Coming nearly a year after the U.S. and its European allies intervened in the civil war between Serbia and Kosovo’s ethnic Albanians, the current crisis illustrates: the illusory nature of the Clinton administration’s goal of transforming Kosovo into a multiethnic democracy; the fact that the administration has naively allowed the U.S. to be manipulated by the KLA; and the fact that KLA is as much or more of a threat to Balkan stability than the regime of Serbian President Slobodan Milosevic.
NATO is poised to end Kosovo’s de facto partition by resettling ethnic Albanian refugees in the northern (Serb) sector of Kosovska Mitrovica. This is a short-sighted decision that would trigger the exodus of most of the province’s remaining Serbs, thereby undercutting Washington’s stated policy of creating a multiethnic, democratic Kosovo. If NATO goes ahead with this policy, it will again become the unwitting tool of the KLA, which never has wavered in its determination to ethnically cleanse Kosovo of its Serb (and other minority) populations.
The continuing ethnic violence in Kosovo underscores the fact that there never has been even a remote possibility that Serbs and ethnic Albanians can live together in a society shaped by the values of democracy, diversity and tolerance. In Kosovo as elsewhere in the Balkans, ethnic fragmentation, competition for power and the intermingling of populations (which creates real, not imagined, insecurity) are a combustible mix. Invariably, Balkan conflicts are “zero-sum” struggles in which rival ethnic groups can be secure only by attaining physical control over the territory in dispute.

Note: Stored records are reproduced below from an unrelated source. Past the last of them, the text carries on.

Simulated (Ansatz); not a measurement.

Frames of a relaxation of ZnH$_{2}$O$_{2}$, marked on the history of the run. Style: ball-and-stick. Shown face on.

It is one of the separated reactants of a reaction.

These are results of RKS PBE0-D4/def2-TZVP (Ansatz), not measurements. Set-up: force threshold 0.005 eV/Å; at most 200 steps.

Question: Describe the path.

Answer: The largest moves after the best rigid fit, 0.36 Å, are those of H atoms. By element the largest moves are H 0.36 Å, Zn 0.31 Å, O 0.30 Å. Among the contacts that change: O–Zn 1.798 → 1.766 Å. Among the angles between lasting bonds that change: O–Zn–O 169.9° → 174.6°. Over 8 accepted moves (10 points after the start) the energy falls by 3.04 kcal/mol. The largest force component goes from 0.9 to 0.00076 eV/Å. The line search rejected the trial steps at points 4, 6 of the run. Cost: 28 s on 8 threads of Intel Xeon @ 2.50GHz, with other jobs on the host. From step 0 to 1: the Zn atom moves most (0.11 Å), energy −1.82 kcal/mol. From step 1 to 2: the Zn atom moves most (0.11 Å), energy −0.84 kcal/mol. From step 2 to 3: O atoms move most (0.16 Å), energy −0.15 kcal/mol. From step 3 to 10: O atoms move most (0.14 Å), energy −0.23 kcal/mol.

The Clinton administration didn’t have to immerse itself in Balkan history to know that ethnic exclusivity, not multiethnicity, is the only basis on which enduring peace can be constructed in that region. The outcome of the conflicts in Bosnia and between Serbia and Croatia proved this. Of all the ethnic rivalries in the Balkans, Kosovo is the least tractable because it is impossible to reconcile the Serbs’ historical and cultural claims to the province with the ethnic Albanians’ claim to self-determination.
The administration blundered into war in Kosovo through ignorance and the KLA’s skillful manipulation. As the PBS “Frontline” series reported, the KLA had a simple strategy. Knowing it could not defeat the Serbs without NATO’s military assistance, the KLA waged a nasty insurgent campaign to provoke brutal Serb reprisals that would outrage Americans and spur Western intervention. In early 1999, U.S. intelligence officials told the administration what the KLA was up to. The administration ignored these warnings and placed all the blame for the Kosovo situation on Belgrade.
As European officials pointed out last week, it is the KLA that is the most dangerous mischief-maker in Kosovo today. The KLA is not democratic. It wants an ethnically exclusive Kosovo, and it wants an independent Kosovo as a springboard to a Greater Albania, made up of Albania, Kosovo and parts of Macedonia and Serbia. The KLA’s ambitions threaten to reignite conflict in the Balkans.
A U.N. official recently said the “central problem” in Kosovo is NATO’s refusal “to read the riot act to the KLA” for fear it will enrage the province’s ethnic Albanian political leadership.
The administration is appeasing the KLA because it worries–as it should–that the KLA will turn its guns on NATO peacekeepers.
As a senior French official said, Kosovo is a quagmire that defies solution. Even some administration policymakers now see that NATO is in a lose-lose position. That it would come to this was easily foreseeable a year ago.
The questions now for the U.S. are whether it is prepared to support an open-ended military commitment that could last half a century and whether it is willing to continue to allow itself to be used as a pawn by the KLA. Perhaps the time has come to tell the European Union that the Balkan situation is Europe’s problem to solve, not the United States’.